I'm not partial to cookies that look like their creator suffered an attack of ADD whilst putting them together: stuffed to the gills with all sorts of nuts and chips and nuggets and chews. Maybe it's why I've never wanted chopped nuts sullying my chocolate chip cookies (or brownies, for that matter), or feeling overwhelmed when attempting to eat and actually taste the competing flavors and textures in this much-lauded creation (which actually IS pretty good - but I made a batch only once and for a long-ago boyfriend, shortly before we parted ways. And now that cookie is now pretty much off-limits for my kitchen ever again. You know?).
So when I set out to make these biscotti (courtesy of an LA Times piece in the 2001 holiday season about home-made presents), I already had a bit of a prejudice going. To add insult to injury, I was instructed to fashion the dough into logs, slice them, and (under)bake these up into biscotti - chewy biscotti, at that. Now I hate to get all high-and-mighty about cookies, for crying out loud, but biscotti (snappy and crisp) are an entirely different animal than just cookie dough shaped into logs and twice-baked. Especially (totally dry) cookie dough that is so chockful of ingredients that shaping it into a cohesive log is an exercise in utter futility.

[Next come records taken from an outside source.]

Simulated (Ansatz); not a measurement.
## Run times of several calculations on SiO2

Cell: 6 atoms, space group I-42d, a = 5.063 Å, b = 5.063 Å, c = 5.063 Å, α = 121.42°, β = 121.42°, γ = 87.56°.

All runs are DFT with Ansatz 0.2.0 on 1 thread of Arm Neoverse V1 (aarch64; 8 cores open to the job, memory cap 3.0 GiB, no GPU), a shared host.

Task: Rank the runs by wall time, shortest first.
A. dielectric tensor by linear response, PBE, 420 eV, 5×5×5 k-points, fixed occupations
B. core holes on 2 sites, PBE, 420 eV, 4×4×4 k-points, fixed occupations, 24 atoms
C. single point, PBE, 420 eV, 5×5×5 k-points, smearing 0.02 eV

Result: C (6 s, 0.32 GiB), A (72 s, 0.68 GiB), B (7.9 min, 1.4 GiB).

This particular dough would have worked so nicely just rolled into small balls, dipped in sugar and baked up into simple rounds. If you feel a hankering for these cookies, take my advice, I beg of you, and go this route. Otherwise, you will find yourself standing over your Silpat-lined cookie sheet, chanting incantations at the over-stuffed cookie dough and willing it to stay stuck together as you massage it into pliancy. Then, when you've somehow managed that (nigh)impossible feat, you'll be wielding a serrated knife like a banshee gone berserk, doing your best to slice the half-baked logs into neat little shapes without them crumbling all over creation and having your precious ingredients spill out like the innards of a slaughtered pig (did I go too far? I think I might have).
But after all that bitching and moaning and self-righteous muttering, these cookies were actually quite nice. Although the cookies looked monstrous - with dark cherries bulging indecently out of the sides - the amiable aroma of molasses and spices had strangers coming up to me in the post office (of all places) to ask about them, and the eyes of my hostess at dinner last night widened sweetly when she saw what I'd brought her. I substituted sliced almonds for the hazelnuts, because they go better with spice cookies studded with translucent cubes of candied ginger, and I let the biscotti dry out a bit in the oven for a crunchier result.
I still think I'll stick to my simpler cookie tastes, in which only one ingredient has the starring role, but these gussied-up, role-playing "biscotti" really weren't half bad. I kind of wish I hadn't given them all away.
Ginger-Sour Cherry Biscotti
1/3 cup oil
1/4 cup dark molasses
1 cup sugar
2 cups flour
1 teaspoon baking soda
1/2 teaspoon ground ginger
1 teaspoon ground cloves
1 teaspoon ground cinnamon
1/2 teaspoon salt
1 cup chopped peeled hazelnuts
1 cup dried sour cherries
1/2 cup minced crystallized ginger
1. Heat the oven to 350 degrees. Beat together the oil, molasses, sugar and egg.
2. In a separate bowl, combine the flour, baking soda, ginger, cloves, cinnamon and salt. Stir in the dry ingredients into the wet. Stir in the nuts, cherries and crystallized ginger.
3. Divide the dough in half and form each half into a log about 12 inches long and 2 inches wide. Press down on the dough to flatten slightly. Place the logs on a nonstick cookie sheet and bake for 15 minutes.
4. Cool the logs for 5 minutes, then cut them on the diagonal with a serrated knife into 3/4-inch thick slices. Lay the biscotti on their sides (on two baking sheets) and bake until they are still somewhat soft to the touch but dry, another 15 minutes. If you want crisper biscotti, leave them in a bit longer.
5. Transfer the biscotti to a wire rack to cool. Store in an airtight container.